Thursday, June 4

moving up, moving on, moving forward.

it's all came crashing down on me,
how close i am to not being a kid anymore.

no more skipping classes to drive "downtown" for no reasons,
handing in assignments late just because i can,
spending HOURS sitting in the library just Hangin' out,
or
baking anything and everything i want to in the canteen.

my childhood is ending- or at least that's how i feel.
and i'm not sure how i honestly feel about it.

happy? excited? nervous? anxious? worried? Scared?

i think i'm feeling probably everything!
i don't really want to move on to bigger and better things for fear of failure,
but i know that i really honestly can't stay here!

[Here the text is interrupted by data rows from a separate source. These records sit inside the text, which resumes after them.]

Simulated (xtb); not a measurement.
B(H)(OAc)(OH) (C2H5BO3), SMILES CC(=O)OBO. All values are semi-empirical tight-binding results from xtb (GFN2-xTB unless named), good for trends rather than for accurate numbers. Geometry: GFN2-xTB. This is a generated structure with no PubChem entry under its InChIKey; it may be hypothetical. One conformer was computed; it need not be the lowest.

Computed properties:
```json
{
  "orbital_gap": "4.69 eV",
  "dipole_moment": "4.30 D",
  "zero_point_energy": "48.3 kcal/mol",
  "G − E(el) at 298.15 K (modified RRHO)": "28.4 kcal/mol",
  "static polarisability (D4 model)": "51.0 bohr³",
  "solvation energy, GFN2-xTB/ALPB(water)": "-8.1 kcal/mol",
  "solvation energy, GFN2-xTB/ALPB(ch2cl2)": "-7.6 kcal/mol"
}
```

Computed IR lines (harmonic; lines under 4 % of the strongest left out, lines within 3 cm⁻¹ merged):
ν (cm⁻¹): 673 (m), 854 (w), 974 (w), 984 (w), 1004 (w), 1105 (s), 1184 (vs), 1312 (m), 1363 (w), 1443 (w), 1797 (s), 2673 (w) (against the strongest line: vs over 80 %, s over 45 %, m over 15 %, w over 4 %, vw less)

so, in 21 days my life will change.
though really that day is just a formality.
my life has been changing for 18 years.

3 comments:

kathleen said...

I can promise you that your life will continue to change... and, if you're anything like me, you'll go to college and still hand stuff in late... just because you can! :) Congrats on graduating. It's a very exciting time!

Viewtiful_Justin said...

Fear of failure is paralyzing. It's the one thing that has kept me from doing things I love all my life. Don't fall prey to it.

Thanks for stopping by my blog! I appreciate the traffic!

Michele said...

I've already finished one year of college and it went by SO fast, too fast. And now I don't want to grow up and live on my own, away from my family and friends.